Summary

Mezzanine financing in commercial real estate refers to a type of secondary, unsecured debt that is subordinate to the primary mortgage. It is used to fill the gap between senior debt and equity. In the event of a default, mezzanine debt can be converted into an equity interest in the property. This financing tool combines elements of debt and equity, providing investors with additional leverage while maintaining, or improving, their return on equity (ROE). It often carries high-interest rates and is considered riskier for lenders due to its unsecured nature.

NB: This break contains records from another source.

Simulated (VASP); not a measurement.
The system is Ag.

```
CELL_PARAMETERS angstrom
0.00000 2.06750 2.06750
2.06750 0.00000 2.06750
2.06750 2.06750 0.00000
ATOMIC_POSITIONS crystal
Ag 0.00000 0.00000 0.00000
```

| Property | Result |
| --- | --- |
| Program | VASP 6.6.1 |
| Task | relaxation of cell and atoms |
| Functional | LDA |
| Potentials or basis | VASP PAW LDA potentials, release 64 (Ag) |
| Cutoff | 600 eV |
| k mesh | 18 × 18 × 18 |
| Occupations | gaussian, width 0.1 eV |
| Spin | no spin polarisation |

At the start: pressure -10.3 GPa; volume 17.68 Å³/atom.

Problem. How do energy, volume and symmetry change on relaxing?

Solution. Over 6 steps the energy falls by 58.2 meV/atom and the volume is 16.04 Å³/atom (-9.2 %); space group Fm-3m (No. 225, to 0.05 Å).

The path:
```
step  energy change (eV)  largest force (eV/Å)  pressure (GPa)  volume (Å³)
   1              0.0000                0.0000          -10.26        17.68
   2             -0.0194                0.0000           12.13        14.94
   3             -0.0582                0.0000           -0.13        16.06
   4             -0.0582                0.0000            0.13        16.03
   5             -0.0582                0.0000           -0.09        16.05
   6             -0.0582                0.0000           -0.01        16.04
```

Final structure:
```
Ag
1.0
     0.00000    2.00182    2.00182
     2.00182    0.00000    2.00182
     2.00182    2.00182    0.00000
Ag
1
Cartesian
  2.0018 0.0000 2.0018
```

The article explains the concept of mezzanine financing detailing its structure, benefits, and risks.

Introduction

When structuring a capital stack in a commercial real estate transaction, investors often find they have less than the ideal amount of equity to invest. Typically, investors sell equity or seek additional debt financing in such situations, which reduces their return on equity (ROE).

But what if investors could incorporate more debt into the deal and maintain their ROE while minimizing the drawbacks of excessive debt?

This is where mezzanine financing comes in. Mezzanine financing derives its name from mezzanine floors in buildings, situated above the ground floor. Here’s an overview of mezzanine financing in commercial real estate, how to evaluate its suitability for your portfolio, and what to watch out for when choosing this financing option.

What is Mezzanine Financing in Commercial Real Estate?

Mezzanine financing, or mezzanine loans, in commercial real estate are secondary financing instruments that are junior to first mortgages. Investors repay these loans using the cash flow from their properties. In the event of a default, investors negotiate with lenders to convert outstanding debt into an equity interest in the property.

Also known as subordinated or second-charge debt, these loans are either not secured against the property or are subordinated to the senior mortgages, making them riskier for lenders. Here’s an illustration of a capital stack in a £10 million deal using mezzanine debt.

Who Uses Mezzanine Financing?

Mezzanine financing in commercial real estate is used by investors to cover the cost of a deal when the amount of senior debt falls short. In case of a default, investors and lenders negotiate to convert outstanding debt into equity stakes in the deal.

Thus, mezzanine financing is a hybrid of debt and equity financing, providing investors with the cash they need to boost returns while minimizing the downside of traditional debt.

Mezzanine financing is not unique to real estate. Private equity investors also use mezzanine debt in leveraged buyouts to acquire a stake in a target company.